Neelie Kroes, the EU's Competition Commissioner, said the size of the fine reflected the commission's fury over Microsoft's behaviour during the three years since that ruling. "Microsoft was the first company in 50 years of EU competition policy that the commission has had to fine for failure to comply with an anti-trust decision," Ms Kroes said.

Yesterday's fine follows two other hefty penalties imposed on Microsoft by the commission – a €280m fine levied in 2006 for anti-competitive behaviour and a €497m sanction following the initial 2004 ruling.

The latest penalty was a punishment for the way Microsoft reacted to the commission's ruling in 2004 that the inclusion of its own media player software in its Windows operating systems prevented other providers from selling competing media players.

The commission therefore ordered Microsoft to offer versions of Windows products without the media player. It also told the company to make much more information available about how its software worked, so that rival companies could design products that would operate alongside Windows, which has an almost complete monopoly in the computing market.

Microsoft subsequently offered this information to rivals, but insisted on charging a royalty of almost 4 per cent of product revenues to companies that wanted to use it. The commission said yesterday these fees were unreasonable and prohibitive, and fined Microsoft for its behaviour until October last year, when, having lost an appeal against the original decision, the company reduced the royalty charges to levels deemed more acceptable.

Adam Collinson, a partner at the international law firm Eversheds, said there would be a degree of sympathy for Microsoft, because the commission had taken some time to decide that its royalty charges were too high.

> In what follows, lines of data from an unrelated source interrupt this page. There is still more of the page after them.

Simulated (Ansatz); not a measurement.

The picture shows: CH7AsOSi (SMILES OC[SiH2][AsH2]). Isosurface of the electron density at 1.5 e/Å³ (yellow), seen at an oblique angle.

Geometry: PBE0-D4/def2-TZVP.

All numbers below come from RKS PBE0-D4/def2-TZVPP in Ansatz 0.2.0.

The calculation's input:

"Microsoft had to make a judgement as to what levels of royalty would be regarded as reasonable for supply of the interoperability information," he said. "It seems it got this judgement wrong, but it was not until 1 March 2007 that the commission raised formal concerns as to the actual levels of royalty being demanded."

Microsoft said yesterday it now regarded the case as closed. "The commission announced in 2007 that Microsoft was in full compliance with the 2004 decision, so these fines are about the past issues that have been resolved," a spokesman said.

The software giant also pointed out that it had last week announced additional plans to enable rivals to design competing products, promising to share the computing code for its leading products, including the Windows operating system.

However, Microsoft may still face further penalties. While the software giant believes it has now complied with the terms of the 2004 ruling against it, the commission is investigating two other complaints about allegedly anti-competitive practices.

One inquiry follows complaints from a group of European software producers that Microsoft still isn't sharing enough information about the way its products work. The other focuses on whether the extent to which its Explorer internet browser is tied in to Windows is unfair.